Synopsis:
All they needed to break the world was a door, and someone to open it.
Camford, 1920. Gilded and glittering, England’s secret magical academy is no place for Clover, a commoner with neither connections nor magical blood. She tells herself she has fought her way there only to find a cure for her brother Matthew, one of the few survivors of a faerie attack on the battlefields of WWI which left the doors to faerie country sealed, the study of its magic banned, and its victims cursed.
But when Clover catches the eye of golden boy Alden Lennox-Fontaine and his friends, doors that were previously closed to her are flung wide open, and she soon finds herself enmeshed in the seductive world of the country’s magical aristocrats. The summer she spends in Alden’s orbit leaves a fateful mark: months of joyous friendship and mutual study come crashing down when experiments go awry, and old secrets are unearthed.
Years later, when the faerie seals break, Clover knows it’s because of what they did. And she knows that she must seek the help of people she once called friends-and now doesn’t quite know what to call-if there’s any hope of saving the world as they know it.
Review:
This is why I don’t post wrap-ups until January 1st.
Cementing my favourite sub-genres and niches in my reading tastes. Character-driven fantasy with an academia setting, an underdog, a found family friend group, a well-deserved twist or reveal, and blood family bonds.
Clover is a scholarship witch who had never even heard of magic until her brother returned home from the war with a faerie curse.
In her quest to discover a cure, she is drawn into the enigmatic, golden, popular clique.
As a clear lonely, bookish outsider from the secretive aristocratic magical Families, Clover falls fast and hard for her new three friends who are way outside of her social bubble.
They are witty, sharp, full of banter and cleverness. And they know it.

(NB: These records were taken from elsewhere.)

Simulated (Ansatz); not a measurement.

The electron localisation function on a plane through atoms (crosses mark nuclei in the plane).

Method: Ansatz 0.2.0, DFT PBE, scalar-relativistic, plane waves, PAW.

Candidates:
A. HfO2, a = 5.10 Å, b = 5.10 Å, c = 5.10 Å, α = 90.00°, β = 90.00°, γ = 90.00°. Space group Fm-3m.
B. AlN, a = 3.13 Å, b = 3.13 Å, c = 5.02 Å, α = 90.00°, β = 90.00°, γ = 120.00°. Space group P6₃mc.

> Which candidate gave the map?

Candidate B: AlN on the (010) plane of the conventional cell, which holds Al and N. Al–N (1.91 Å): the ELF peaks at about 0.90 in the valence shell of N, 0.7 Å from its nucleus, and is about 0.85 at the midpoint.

“Alden,” she would say dryly, “if you get any more decorative someone will nail you to the gallery wall, and I’ll be happy to help them.”
This book is emotional, addicting, and reflective. Identity, sexuality, class politics that play into this compact story that is utterly satisfying.
It’s about wanting to belong to this old world of dusty tomes and ancient stone, but also being rebellious to old authority and conventions.
My complaint is I wish we had more time with the characters, but this was perfectly balanced for its length. Whilst it didn’t make my top list (on Instagram now), it would have made my top 15%.
This is an odd comparison, but if you enjoyed King Sorrow by Joe Hill, A Deadly Education by Naomi Novik, even Blood Over Bright Haven by ML Wang; pick this up.